94-98 Fuel system troubleshooting
Engine won’t start:
Bleed the air out of the system
If you are starting your Cummins for the first time, it is required to “bleed” the air out of the injector lines by loosening the injector line nut just enough to allow fuel and air to escape the line while you are cranking the engine. It is usually required to do at least 3 injector lines. Tightening the line nut while you are still cranking the engine is the best way. This is also a good way to verify that the injector pump’s shut down solenoid is allowing fuel to the injector. If your supply fuel line is loose, it is possible to draw air into the fuel system at that point, so if you suspect you are not getting rid of the air in the system check your supply line connections. These engines should have between 18-30 psi or more of lift pump fuel pressure.
Good supply pressure/fuel at injector
If you have fuel at the injector, good fuel supply pressure, and you are fairly certain you have no more air in the system, you may have a weak injector pump or incorrect injector pump timing. You may especially suspect this kind of problem if you have never heard the engine run before, or you replaced the injector pump.
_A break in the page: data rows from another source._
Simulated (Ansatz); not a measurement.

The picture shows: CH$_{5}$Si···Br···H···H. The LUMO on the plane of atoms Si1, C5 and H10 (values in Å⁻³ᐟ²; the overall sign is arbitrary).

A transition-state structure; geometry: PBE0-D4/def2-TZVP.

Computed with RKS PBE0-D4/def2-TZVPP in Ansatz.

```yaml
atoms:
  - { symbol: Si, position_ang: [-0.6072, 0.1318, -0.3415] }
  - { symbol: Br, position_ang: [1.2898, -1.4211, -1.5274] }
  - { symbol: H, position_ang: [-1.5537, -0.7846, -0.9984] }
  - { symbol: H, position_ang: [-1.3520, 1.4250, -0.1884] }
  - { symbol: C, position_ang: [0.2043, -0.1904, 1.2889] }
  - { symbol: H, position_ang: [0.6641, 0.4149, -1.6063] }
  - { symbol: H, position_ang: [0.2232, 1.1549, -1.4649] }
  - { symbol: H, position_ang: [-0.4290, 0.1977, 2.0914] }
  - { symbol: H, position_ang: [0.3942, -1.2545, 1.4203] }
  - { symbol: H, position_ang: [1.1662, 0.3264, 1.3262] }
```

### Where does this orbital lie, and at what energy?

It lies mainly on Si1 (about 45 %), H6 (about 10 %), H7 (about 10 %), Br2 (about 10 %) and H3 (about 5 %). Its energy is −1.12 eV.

Good supply pressure/no fuel at injector
If you have no fuel at the injector, but you have good fuel pressure, then your shut down solenoid is not working properly. The shut down solenoid lifts the shut down lever on the injector pump to allow the engine to run. Start only power lifts the solenoid, and key on power holds it in the up position.
Poor supply pressure
If you have poor supply pressure, check the overflow valve (shown inside the red circle in the picture below). This is a special banjo bolt with a spring and ball inside that regulates the fuel pressure inside the injector pump. It is located between the engine and the injector pump.
Take the valve out and shake it. If the spring is broke it will rattle. If it looks like this one, you can take it apart and add or remove shims to adjust the pressure. We don’t recommend pressures greater than 60 psi. If there is nothing wrong with the overflow valve, then you may have a lift pump problem- or a restriction or an air leak in your supply line between the lift pump and the tank.